Moore’s success as a Principal and Co-Investigator lies not only in funding acquisition, but in building interdisciplinary teams, mentoring early career researchers, and producing outputs that are both academically rigorous, impactful, and politically meaningful.

Five people sitting on a panel at a conference. In the foreground are people sitting at desks with screens in front of them.

Moore was Keynote speaker for the FEPS-Nordic Digital Programme and the European Economic and Social Committee on 16 October 2024.

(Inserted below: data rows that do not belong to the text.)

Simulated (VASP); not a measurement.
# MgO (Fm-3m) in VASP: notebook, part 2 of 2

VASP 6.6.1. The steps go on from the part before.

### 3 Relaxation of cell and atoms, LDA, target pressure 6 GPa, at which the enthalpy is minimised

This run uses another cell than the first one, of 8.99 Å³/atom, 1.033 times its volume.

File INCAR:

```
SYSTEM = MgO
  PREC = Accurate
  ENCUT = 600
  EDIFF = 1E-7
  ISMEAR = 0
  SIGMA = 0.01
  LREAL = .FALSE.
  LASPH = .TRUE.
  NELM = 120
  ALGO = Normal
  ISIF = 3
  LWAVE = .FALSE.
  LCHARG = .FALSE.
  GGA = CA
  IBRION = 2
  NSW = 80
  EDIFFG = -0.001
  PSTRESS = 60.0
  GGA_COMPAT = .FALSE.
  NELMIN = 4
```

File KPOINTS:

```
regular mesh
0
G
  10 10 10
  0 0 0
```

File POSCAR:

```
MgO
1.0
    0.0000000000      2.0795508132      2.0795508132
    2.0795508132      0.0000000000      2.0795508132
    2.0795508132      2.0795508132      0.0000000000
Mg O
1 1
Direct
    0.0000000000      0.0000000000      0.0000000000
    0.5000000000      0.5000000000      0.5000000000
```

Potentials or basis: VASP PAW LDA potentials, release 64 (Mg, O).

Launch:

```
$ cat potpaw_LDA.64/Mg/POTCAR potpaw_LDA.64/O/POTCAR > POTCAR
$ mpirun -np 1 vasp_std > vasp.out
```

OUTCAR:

From Scholarship to Regulation: European Impact

A defining feature of Moore’s career is her sustained engagement with European and international institutions. From 2025–2026, she is serving as the European Trade Union Confederation (ETUC) representative on the European Commission’s mandated work on harmonised technical standards for the AI Act, operating through CEN-CENELEC processes. See Moore's website for some of her insights from Standards setting work.

Moore represents workers’ interests within highly technical standard-setting arenas that have historically marginalised labour perspectives. This appointment reflects long-standing trust between Moore and trade union organisations, as well as recognition of her expertise in AI governance. Indeed, this exemplifies Moore’s broader success, where she aims to ensure that workers’ fundamental rights are embedded within the technical architectures of regulation, rather than treated as secondary considerations.

International Labour Organization and Convention No. 190

A consequential impact of Moore’s research has been her collaboration with the International Labour Organization, particularly through ACTRAV and the Research Department. Moore’s 2018 ACTRAV commissioned report, The Threat of Violence and Harassment in the Digitalized World of Work, [9] was a foundational document in the deliberations leading to ILO Convention No. 190 on Violence and Harassment at Work.  

From 2022, Moore worked with Dr Ekkehard Ernst in the Unit of Macroeconomics, Policy and Jobs. Moore aided him and the Work in the Digital Economy (WiDE) group in setting up the ILO’s AI Observatory. Later, Moore set up the Essex Observatory [10] and published the country reports and Trackers, and E-AIPOWW’s Observatory in Global Political Economy Symposium in GPE, with Dr Ekkehard and all country teams.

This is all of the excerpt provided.